Each of the greenhouse gases can remain in the atmosphere for different quantities of time, ranging from a few years to thousands of years. All of these gases remain in the atmosphere long enough to become well mixed, meaning that the quantity which is measured in the atmosphere is roughly the same all over the world, regardless of the source of the emissions.

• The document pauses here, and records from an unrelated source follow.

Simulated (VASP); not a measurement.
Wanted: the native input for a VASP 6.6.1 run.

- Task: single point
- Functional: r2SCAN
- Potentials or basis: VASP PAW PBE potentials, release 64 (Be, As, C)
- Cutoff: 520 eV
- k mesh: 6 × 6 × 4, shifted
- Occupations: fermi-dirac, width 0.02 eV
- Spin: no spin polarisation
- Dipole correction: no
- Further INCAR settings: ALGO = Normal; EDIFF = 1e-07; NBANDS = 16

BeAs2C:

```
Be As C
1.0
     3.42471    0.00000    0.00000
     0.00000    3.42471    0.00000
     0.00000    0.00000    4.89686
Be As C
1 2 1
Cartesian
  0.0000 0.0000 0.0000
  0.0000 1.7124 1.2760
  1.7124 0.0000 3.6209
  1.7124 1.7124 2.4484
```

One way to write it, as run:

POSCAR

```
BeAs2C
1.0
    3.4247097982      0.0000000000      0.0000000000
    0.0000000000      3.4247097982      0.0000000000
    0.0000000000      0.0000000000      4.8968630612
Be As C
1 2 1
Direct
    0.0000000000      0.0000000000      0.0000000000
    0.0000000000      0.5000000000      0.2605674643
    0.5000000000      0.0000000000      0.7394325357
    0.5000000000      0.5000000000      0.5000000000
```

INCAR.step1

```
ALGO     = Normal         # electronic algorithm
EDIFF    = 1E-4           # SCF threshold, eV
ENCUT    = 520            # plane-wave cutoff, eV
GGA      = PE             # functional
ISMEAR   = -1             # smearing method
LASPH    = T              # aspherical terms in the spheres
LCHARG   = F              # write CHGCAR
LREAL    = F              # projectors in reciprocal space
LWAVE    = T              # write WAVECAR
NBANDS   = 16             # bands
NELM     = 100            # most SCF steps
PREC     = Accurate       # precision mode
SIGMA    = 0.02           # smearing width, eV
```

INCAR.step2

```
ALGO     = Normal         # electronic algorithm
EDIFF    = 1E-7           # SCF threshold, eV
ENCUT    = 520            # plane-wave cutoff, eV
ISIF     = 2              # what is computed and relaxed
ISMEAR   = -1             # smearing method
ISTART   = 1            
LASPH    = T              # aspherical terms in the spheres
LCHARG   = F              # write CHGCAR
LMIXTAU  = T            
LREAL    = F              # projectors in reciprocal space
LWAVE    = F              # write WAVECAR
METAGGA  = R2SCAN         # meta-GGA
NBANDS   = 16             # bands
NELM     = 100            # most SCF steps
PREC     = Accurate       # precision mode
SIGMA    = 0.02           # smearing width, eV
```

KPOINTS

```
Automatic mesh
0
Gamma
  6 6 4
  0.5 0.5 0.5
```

Greenhouse gases impact the atmosphere of the Earth. Some gases are more effective than others at making the Earth warmer and ‘thickening the blanket of the Earth’. For each greenhouse gas, a GWP has been calculated to reflect how long it remains in the atmosphere, on average, and how strongly it absorbs energy. Gases with a higher GWP absorb more energy, per kilogram, than the gases with a lower GWP, and hence contribute more to warming the Earth.

Climate forcing

When energy from the Sun reaches the Earth, Earth absorbs some of this energy and radiates the rest back to space as heat. The surface temperature of the Earth depends on this balance between incoming and outgoing energy. Average conditions tend to remain stable unless the Earth experiences a force which shifts the energy balance. A shift in the energy balance causes the average temperature of the Earth to become warmer or cooler, leading to a variety of other changes in the lower atmosphere, on land, and in the oceans.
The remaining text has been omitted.